Horns up, rock out

Rock of Ages blends campy humor and ’80s power ballads

Rock of Ages, 8 p.m. Tuesday through Saturday; 2 p.m. Thursday, Saturday, Sunday; $16-$83. Broadway Sacramento at the Community Center Theater, 1301 L Street; (916) 557-1999; www.broadwaysacramento.com. Through January 27.
Rated 5.0

What started as a standing-room only crowd thinned out a bit throughout Tuesday night at the Sacramento Community Center Theater. This was most evident in the expensive seats in the first few rows, from which several audience members disappeared during intermission.

Perhaps they weren’t prepared for Rock of Ages’ first act—filled with crass humor, a bevy of raunchy strippers, and excessively loud and lowbrow arena-rock songs from the ’80s. Then again, that’s what made opening night of the production endearing and entertaining for those who stuck around.

Rock of Ages, which debuted on Broadway in 2009, is a jukebox musical featuring popular ’80s rock music from the likes of Journey, Styx and Whitesnake. It features a script by Chris D’Arienzo, direction by Kristin Hanggi and choreography by Kelly Devine; it’s in town until January 27, as part of California Musical Theatre’s Broadway Sacramento. Random local trivia sidenote: There’s a scene in the 2012 film adaptation of the musical, starring Tom Cruise, where the lead characters flirt at a Tower Records store (which, of course, was founded by Sacramento’s Russ Solomon).

Anyway, in the current touring stage version, aspiring rocker Drew (Danny McHugh) and a small-town girl (Journey-reference alert) named Sherrie (Shannon Mullen) meet on Los Angeles’ Sunset Strip. Their budding romance becomes complicated when big-time rock star Stacee Jaxx (Universo Pereira) turns Sherrie into a groupie and kills her dream of being a star singer. She eventually becomes a stripper, and in the meantime, Drew is forced to sing in a boy band called Street Boyz and adopt the alias Joshie J.

Yep, it’s a campy plot, and the fact that the musical doesn’t take itself seriously whatsoever forces the production into some brilliant but weird comedic places for a stage—i.e., dick jokes galore and simulated man-on-llama sex scenes.

The biggest laughs of the night are delivered by a character (who also happens to be the narrator) named Lonny, played by Justin Colombo. With a MacGruber-style mullet and Jack Black-inspired mannerisms, Lonny’s irreverence for just about everything in life—except for rock music—makes him the ideal satirical ’80s character. Colombo creates humor by cursing a lot, performing awkward dance moves, acting hypersexual and talking to the audience. Indeed, his finest moments come during a scene where he stops the play and admits to the crowd how horribly the plot developed.

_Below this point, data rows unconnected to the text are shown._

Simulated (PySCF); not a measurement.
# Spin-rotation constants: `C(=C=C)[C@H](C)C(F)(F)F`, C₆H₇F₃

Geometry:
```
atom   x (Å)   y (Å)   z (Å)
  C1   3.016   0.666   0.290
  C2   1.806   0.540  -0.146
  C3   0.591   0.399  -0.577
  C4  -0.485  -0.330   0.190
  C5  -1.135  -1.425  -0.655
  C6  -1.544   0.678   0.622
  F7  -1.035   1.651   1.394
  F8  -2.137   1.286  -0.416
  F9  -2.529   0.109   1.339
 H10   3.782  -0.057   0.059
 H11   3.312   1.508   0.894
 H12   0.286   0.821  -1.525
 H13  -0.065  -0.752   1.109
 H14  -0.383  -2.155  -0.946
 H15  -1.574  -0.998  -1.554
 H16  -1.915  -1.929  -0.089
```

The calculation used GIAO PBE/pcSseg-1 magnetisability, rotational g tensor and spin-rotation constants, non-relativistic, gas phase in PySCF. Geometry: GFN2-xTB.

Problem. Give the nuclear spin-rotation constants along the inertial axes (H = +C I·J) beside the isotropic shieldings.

Ultimately, this production achieves the impossible: It makes corny ’80 power ballads—such as Journey’s “Any Way You Want It,” Extreme’s “More Than Words” and Warrant’s “Heaven”—actually enjoyable. In fact, the house band, whose credits include making music with Lauren Hill, Papa Roach and Nikki Sixx, performed solidly all night long, playing anthemic power chords and extended guitar solos with the requisite “me” decade bravado. By the end of the night, the band and the whole cast had the crowd on its feet singing along to Journey’s “Don’t Stop Believing.”